Injection Attacks
Introduction to PDF Generation Vulnerabilities
Many web applications provide a PDF generation functionality, such as for invoices or reports. Most of these PDFs contain dynamic user input. In the next couple of sections, we will discuss misconfigurations and bugs that can result in security vulnerabilities due to HTML injection in the input for PDF generation libraries.
PDF Generation
The Portable Document Format (PDF) is a file format implemented to provide platform-independent document presentation. Since PDF files are widely used for many applications, PDF generation is a commonly implemented functionality in web applications. To enable PDF generation, web applications rely on PDF generation libraries or plugins.
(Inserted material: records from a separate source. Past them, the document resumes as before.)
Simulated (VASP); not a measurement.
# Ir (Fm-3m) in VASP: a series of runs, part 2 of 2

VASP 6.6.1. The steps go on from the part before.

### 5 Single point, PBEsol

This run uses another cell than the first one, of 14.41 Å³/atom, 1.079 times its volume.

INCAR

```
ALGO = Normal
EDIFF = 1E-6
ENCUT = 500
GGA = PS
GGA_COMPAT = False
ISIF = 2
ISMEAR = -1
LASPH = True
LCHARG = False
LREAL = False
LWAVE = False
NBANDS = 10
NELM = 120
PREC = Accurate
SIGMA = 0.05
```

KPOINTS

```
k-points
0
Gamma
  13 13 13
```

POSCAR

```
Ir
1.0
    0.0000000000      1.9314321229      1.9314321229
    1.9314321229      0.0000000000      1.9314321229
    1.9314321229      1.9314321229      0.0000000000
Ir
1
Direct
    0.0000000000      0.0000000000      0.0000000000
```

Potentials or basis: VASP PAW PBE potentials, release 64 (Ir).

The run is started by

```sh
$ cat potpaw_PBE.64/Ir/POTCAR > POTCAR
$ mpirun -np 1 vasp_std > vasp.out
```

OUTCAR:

However, misconfigurations, a lack of proper configuration, and outdated versions of these external libraries open the door for vulnerabilities, mainly caused by users feeding malicious input that does not get properly sanitized.
As an example, here are a few PDF generation libraries commonly used in web applications:
Since web applications need to be able to design the layout of the resulting PDF files, these libraries accept HTML code as input and use it to generate the final PDF file. This allows the web application to control the design of the PDF file via CSS in the HTML code. The libraries work by parsing the HTML code, rendering it, and creating a PDF.
Example: wkhtmltopdf
As an example of how PDF generators work, we will look at wkhtmltopdf, for which you can download a precompiled binary here. Note how there is a bold security notice at the top of the page that hints at the vulnerabilities we are about to discuss in the upcoming sections:
Do not use wkhtmltopdf with any untrusted HTML – be sure to sanitize any user-supplied HTML/JS, otherwise it can lead to complete takeover of the server it is running on!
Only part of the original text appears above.